Links & News, 09.11.08

Latest links:

Lifestreams, intersections and the digital trail

Steve Rubel explained why and how he started his lifestream – i.e. one central site for gathering any part of his digital trail: any Tweets, blogposts, Facebook notes, del.icio.us links and flickr photos. There is a wide range of different streams, that sometimes intersect at certain touchpoints (like I have my flickr images and my tweets on this page), which need to be aggregated.

A good idea, you can set one up easily at tumblr (30 seconds it says!). Steve even started a „reply stream“ to capture all the replies and comments to anything he published.

This is a logical continuation to bundling and remixing everything on the web using RSS. In the same way I am bundling all my favourite news sources (blogs, pictures, weather, press, etc.) on one startpage (netvibes, by the way – very recommendable), I should bundle all my output on one page for everyone to easily find. Which of course takes us to the other (still unsovled) side of the lifestream: how can I distribute content to all of these platforms and track the user traffic without having to visit all these sites all the time?

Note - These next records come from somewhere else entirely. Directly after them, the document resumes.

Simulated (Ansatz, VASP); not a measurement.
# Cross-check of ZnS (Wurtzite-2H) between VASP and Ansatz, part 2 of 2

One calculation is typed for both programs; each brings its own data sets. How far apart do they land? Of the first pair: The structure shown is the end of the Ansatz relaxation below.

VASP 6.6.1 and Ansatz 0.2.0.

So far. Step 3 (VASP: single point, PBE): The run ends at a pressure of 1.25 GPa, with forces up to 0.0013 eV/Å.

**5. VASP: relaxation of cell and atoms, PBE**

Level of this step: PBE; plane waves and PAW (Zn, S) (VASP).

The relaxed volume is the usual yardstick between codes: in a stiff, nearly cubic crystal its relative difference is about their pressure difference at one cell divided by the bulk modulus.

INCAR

Is „lifestreams“ something many people will take up anytime soon? I don’t think so. It’s still to geeky, to much hastle, and most people have too few lifestreams anyway. But in a few years time, when more people will have an increasing digital trail, this might become a habit. We’ll see.

I think I will set one up shortly, once I am through with another – much more time consuming (and completely offline) – project that will keep me busy in the next 4 weeks. I’ll let you more about this soon on this site.

Facebook in numbers

Shel Isreal has asked Facebook about their numbers, since there seems to have been much speculation on the net:

  • Over 150,000 registrants daily. That’s 1 million a week since January.
  • 35 million users today. Of course that number will be off a million one week from today.
  • Half user are outside college. That number was zero in Sept. 2006.
  • 0ver 40 billion page views in May 2007
  • Average visitor stays 20 minutes
  • Most growth is among people over age 25.
  • 47,000 Facebook groups.
  • #1 photo sharing app on the web. 2.7 billion photos on site.
  • More than 2000 applications. The Top 10 are: Top Friends, Video, Graffiti, MyQuestions, iLike, FreeGifts, X Me, Superpoke!, Fortune Cookie & Horoscopes. The smallest of these has over 4.5 million users.

The figures were posted on the 14th of August, so with these growth rates, Facebook should have 36 to 37 million by now.

(via here)

The danger of net transparency

Most people still underestimate the dangers of net transparency. As one can read in this article of the Guardian, some students of the University of Oxford were caught by proctors who found the relevant evidence on facebook.

Students now face fines of up to £100 after proctors collected evidence of students celebrating the end of exams by „trashing“ their friends, covering them with champagne, confetti, flour, and even foodstuffs including raw meat and octopus. […] „Somehow the proctors have accessed my photos on Facebook and cited them as evidence of my misconduct, and I am being summoned to a disciplinary hearing.“ „I don’t know how this happened, especially as my privacy settings were such that only my friends and students in my networks could view my photos“.

I keep telling everyone to be really careful with what they put on the web. Don’t put up pictures or videos of friends who didn’t agree – and also don’t put up pictures of your kids – they might not like that in 20 years time.

You never know, whether things like the abovementioned might be possible. Or for how long your content will stay in the Google archive. Or whether or not a site will end up in the archives of archive.org and possibly stay there forever. Web content is more permanent than most people realize.